ENH: Add support for reading Stata 7 (non-SE) format dta files · Issue #47176 · pandas-dev/pandas (original) (raw)

If I attempt to read in a dta file saved in Stata 7 format using the read_stata() function I get the following error message:

ValueError: Version of given Stata file is 110. pandas supports importing versions 105, 108, 111 (Stata 7SE), 113 (Stata 8/9), 114 (Stata 10/11), 115 (Stata 12), 117 (Stata 13), 118 (Stata 14/15/16),and 119 (Stata 15/16, over 32,767 variables).

This is unfortunate as this is the version of the format used by default by R's write.dta() function in the foreign package.

Describe the solution you'd like

It would be nice if this version of the data format was supported, at least for reading, in the same manner as the other variants.

API breaking implications

None that I am aware of.

Describe alternatives you've considered

write.dta also supports saving to the versions 6, 8 and 10 of the dta format which are supported, so I could manually specify a different version instead. Alternatively I could save my data using the readstata13 or haven packages which both support more recent versions of the Stata dta format.

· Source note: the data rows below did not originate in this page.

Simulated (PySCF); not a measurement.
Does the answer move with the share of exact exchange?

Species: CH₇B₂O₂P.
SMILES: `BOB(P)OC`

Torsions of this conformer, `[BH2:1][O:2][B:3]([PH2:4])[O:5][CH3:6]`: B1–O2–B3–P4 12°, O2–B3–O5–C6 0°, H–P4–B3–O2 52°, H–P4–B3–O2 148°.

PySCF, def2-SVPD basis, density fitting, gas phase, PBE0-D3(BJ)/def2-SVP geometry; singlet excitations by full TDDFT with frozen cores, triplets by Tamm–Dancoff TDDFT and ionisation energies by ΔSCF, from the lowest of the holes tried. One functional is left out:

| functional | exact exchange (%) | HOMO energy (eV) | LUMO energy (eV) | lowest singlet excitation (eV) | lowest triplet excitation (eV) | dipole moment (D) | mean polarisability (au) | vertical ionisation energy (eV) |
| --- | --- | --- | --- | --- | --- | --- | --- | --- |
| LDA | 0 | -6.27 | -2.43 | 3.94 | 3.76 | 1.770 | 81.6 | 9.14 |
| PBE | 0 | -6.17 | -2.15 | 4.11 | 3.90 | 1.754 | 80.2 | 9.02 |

Another option would be to use a different data format entirely that is also supported by both R and Pandas.

Additional context

It appears that to implement support for this additional variant the following two changes are required:

  1. Edit the line:
    if self.format_version > 108:

To:

if self.format_version > 110:

  1. Change the line:
    if self.format_version not in [104, 105, 108, 111, 113, 114, 115]:

To include 110 in the list of supported variants, i.e.

if self.format_version not in [104, 105, 108, 110, 111, 113, 114, 115]:

After making these changes locally my version 7 files appear to load correctly.